Johannes Michler PROMATIS Horus Oracle


Executive Vice President – Head of Platforms & Development


Bad Gateway error after apply July 2023 CPU

On Tuesday Oracle released the quarterly security patch set, which contains a bunch of security related patches for both the Tech Stack and the Application Tier of E-Business Suite. While applying the patch for some of our customers running E-Business Suite on OCI I realized that access to the environment was no longer possible: Instead, a "502 Bad Gateway" error is shown.

Analysis and Root Cause

While analyzing why the OCI Load Balancer was setting the backend into an unhealthy state, I realized, that there were tons of errors in the access log of the Oracle HTTP Server that is part of E-Business Suite as follows:

[2023-07-19T19:16:14.0055+02:00] [OHS] [ERROR:32] [OHS-9999] [core.c] [host_id: master230703app01] [host_addr: 172.31.11.76] [pid: 18249] [tid: 139845577930496] [user: oracle] [VirtualHost: main] [client ::1] ModSecurity: Access denied
with code 400 (phase 1). Match of "rx ^mastebsapp.oci.promatis.de(:443)?$" against "REQUEST_HEADERS:Host" required. [file "/u01/install/APPS/fs1/FMW_Home/webtier/instances/EBS_web_OHS1/config/OHS/EBS_web/security2.conf"] [line "77"] [id
"100017"] [hostname "mastebsapp.oci.promatis.de"] [uri "/index.html"] [unique_id "ZLgaXqwfC0wAAEdJHK8AAAAU"]

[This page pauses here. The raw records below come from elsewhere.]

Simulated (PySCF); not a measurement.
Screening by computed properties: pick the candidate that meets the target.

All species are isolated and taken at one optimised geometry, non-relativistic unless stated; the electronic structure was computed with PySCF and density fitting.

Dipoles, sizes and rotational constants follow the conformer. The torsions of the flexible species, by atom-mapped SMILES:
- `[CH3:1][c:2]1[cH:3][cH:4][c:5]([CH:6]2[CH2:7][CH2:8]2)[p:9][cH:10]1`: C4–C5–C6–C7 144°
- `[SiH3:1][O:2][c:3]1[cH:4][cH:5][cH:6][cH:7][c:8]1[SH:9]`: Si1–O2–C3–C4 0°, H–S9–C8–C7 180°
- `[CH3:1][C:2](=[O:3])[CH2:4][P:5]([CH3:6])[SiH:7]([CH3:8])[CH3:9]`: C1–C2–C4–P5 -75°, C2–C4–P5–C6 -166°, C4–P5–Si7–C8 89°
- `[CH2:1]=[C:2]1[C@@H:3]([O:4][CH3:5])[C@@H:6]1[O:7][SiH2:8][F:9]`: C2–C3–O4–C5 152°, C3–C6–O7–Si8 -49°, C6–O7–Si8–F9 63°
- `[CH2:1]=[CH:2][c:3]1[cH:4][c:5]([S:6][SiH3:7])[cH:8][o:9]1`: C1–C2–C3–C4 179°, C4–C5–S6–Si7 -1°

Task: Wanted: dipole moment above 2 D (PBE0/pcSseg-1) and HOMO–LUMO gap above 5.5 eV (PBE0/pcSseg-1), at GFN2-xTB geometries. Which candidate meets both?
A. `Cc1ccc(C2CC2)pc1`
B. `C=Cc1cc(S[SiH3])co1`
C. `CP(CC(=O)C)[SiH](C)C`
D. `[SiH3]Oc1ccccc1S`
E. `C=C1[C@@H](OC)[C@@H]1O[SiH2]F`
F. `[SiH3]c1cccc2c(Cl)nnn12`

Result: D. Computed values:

Analyzing further, I found that this is due to a new line in security2.conf generated through the latest template for that file (security2_conf_FMW.tmp 120.5.12020000.19):

< SecRule REQUEST_HEADERS:Host !^mastebsapp.oci.promatis.de(:443)?$ phase:1,id:100017,deny,log,t:lowercase,status:400

While this is generally a good idea, it is not compatible with the health checks that are usually performed by OCI Load Balancers:

Regular Health Check for OCI Load Balancer

Performing a HTTP is usually a clever idea, however, the OCI Load Balancer has no way to pass a host name to the backend during the health check. That leads to the health check failing, putting the seemingly down backend out of rotation:

Failed Load Balancer health check

I have filed a SR for this, and Oracle is working on it with bug 35626508.

Workarounds

There is a bunch of workarounds: I decided to change the health check to be a TCP level check which is just a click of a button in the OCI Console:

Update the health check to be just TCP

Other alternatives would have been:

  • Change the Status Code from 200 to 400 (which is what the server answers). I dislike that with this approach the log file is still filled up with above errors.
  • Change the security.conf to remove that line: This has the disadvantage of the file being overwritten on the next autoconfig run.
  • Change the security2_conf_FMW.tmp: This is probably the best way, but since I'm waiting for a official solution anyway it was not worth the additional effort.